There is both a beauty and a necessity to legends, for they romanticize and preserve a time in the history of a country. These legends give a people a better time to remember than, perhaps their own, providing them something in which they can take pride.
That legends have an important place in a country's culture is underscored in Mark Twain's satire, "A Conneticut Yankee in King Arthur's Court." In this novel, an American businessman is transported back in time to the Age of Chivalry, but through his desire to make everyone productive and to show profits, he brings ruin to all the beauty of the period.

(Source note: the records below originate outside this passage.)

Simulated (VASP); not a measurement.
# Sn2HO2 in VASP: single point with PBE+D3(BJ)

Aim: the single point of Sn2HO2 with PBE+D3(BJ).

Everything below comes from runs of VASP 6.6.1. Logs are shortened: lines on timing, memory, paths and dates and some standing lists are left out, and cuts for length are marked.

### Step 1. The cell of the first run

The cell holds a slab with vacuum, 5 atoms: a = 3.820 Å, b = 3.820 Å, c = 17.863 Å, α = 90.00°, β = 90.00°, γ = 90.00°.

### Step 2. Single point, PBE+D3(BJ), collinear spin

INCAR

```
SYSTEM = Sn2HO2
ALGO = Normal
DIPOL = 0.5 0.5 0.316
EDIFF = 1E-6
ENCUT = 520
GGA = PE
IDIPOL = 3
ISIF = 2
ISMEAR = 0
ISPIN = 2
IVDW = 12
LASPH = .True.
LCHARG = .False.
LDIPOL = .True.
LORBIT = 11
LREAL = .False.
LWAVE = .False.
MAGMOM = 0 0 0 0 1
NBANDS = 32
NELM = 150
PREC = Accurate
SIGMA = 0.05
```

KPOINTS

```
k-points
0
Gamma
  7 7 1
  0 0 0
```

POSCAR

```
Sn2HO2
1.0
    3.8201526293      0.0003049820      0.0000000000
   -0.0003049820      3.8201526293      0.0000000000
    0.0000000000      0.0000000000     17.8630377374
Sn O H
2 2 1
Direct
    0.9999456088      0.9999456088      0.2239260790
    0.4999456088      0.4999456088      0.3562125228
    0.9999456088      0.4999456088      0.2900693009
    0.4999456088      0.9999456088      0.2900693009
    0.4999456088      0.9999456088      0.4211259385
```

It is proof of the delight people took in the romantic tales of the Age of Chivalry that the legends come from several countries. The earliest sources were from the Celtic storytellers of Wales and Brittany--there is, though, a written paragraph in Latin by Nennius in the 9th century--and then, as previously mentioned Geoffrey of Monmouth wrote them down; not long after Monmouth's work, which was translated into Latin (Historia Britonium). Later, a writer in the 12th century named Walter Map romanticised the tale into Norman French prose since this was the language of the court of England at that time. Other writers from Wales, England, France, Germany, Italy, Spain, and even Scandanavia perpetuated the legend. In medieval times when there were few amenities and diversions for the common people, the tales of maidens in distress, bold and honorable knights, evil beings, magical happenings, and love transported people to a much needed respite from their hardships. And, even though the common people in England had done no noble deeds, vicariously they could experience them as a fellow countryman of Arthur and his court of "merry olde England."